While trying to install Openmpi with CUDA support I am getting some make file failures.
btl_uct_module.c: In function ‘mca_btl_uct_reg_mem’:
btl_uct_module.c:214:22: error: ‘UCT_MD_MEM_ACCESS_REMOTE_GET’ undeclared (first use in this function)
uct_flags |= UCT_MD_MEM_ACCESS_REMOTE_GET;
^
btl_uct_module.c:214:22: note: each undeclared identifier is reported only once for each function it appears in
btl_uct_module.c:217:22: error: ‘UCT_MD_MEM_ACCESS_REMOTE_PUT’ undeclared (first use in this function)
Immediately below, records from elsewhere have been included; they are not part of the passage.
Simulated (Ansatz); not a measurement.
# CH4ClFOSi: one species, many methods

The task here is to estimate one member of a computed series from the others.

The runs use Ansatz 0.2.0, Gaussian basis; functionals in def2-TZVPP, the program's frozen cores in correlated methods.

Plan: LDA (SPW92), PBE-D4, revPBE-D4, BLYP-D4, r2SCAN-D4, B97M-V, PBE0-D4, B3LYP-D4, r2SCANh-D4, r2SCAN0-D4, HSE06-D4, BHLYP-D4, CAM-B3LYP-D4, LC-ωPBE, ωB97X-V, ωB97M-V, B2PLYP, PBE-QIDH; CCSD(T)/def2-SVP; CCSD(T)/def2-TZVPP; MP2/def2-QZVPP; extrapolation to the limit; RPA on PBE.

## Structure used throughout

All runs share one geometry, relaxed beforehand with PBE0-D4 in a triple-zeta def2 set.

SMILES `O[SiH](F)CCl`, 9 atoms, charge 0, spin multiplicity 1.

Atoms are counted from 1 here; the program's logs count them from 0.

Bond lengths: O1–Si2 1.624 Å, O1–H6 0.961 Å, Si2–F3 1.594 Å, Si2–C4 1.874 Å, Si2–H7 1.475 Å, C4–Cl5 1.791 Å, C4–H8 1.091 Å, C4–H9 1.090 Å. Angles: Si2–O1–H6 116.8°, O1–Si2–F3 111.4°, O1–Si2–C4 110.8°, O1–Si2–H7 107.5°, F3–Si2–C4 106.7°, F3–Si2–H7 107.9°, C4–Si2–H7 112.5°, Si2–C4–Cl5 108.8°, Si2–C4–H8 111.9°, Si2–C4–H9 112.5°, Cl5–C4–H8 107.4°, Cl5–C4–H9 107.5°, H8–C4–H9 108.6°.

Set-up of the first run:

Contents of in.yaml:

uct_flags |= UCT_MD_MEM_ACCESS_REMOTE_PUT;
^
btl_uct_module.c:220:22: error: ‘UCT_MD_MEM_ACCESS_REMOTE_ATOMIC’ undeclared (first use in this function)
uct_flags |= UCT_MD_MEM_ACCESS_REMOTE_ATOMIC;
^
btl_uct_module.c:225:21: error: ‘UCT_MD_MEM_ACCESS_ALL’ undeclared (first use in this function)
uct_flags = UCT_MD_MEM_ACCESS_ALL;
^
Makefile:1912: recipe for target 'btl_uct_module.lo' failed
make[2]: *** [btl_uct_module.lo] Error 1
make[2]: Leaving directory '/home/usama/install/openmpi-4.0.1/opal/mca/btl/uct'
Makefile:2375: recipe for target 'all-recursive' failed
make[1]: *** [all-recursive] Error 1
make[1]: Leaving directory '/home/usama/install/openmpi-4.0.1/opal'
Makefile:1893: recipe for target 'all-recursive' failed
make: *** [all-recursive] Error 1
I used the following command to configure and then install.
./configure --prefix=/home/$USER/.openmpi --with-cuda
make all install
I am using following configuration:
Ubuntu 16.04
Cuda 10.1
CuDNN 7.5
Openmpi 4.0.1
The weird thing is I tried to do the same installation on my local machine with which has Ubuntu 18.04 and it installed and works fine. Is it some compatibility issue? Any thoughts?
Turns out it was a compatibility issue after all. Using openmpi 3.1.4 resolved the problem.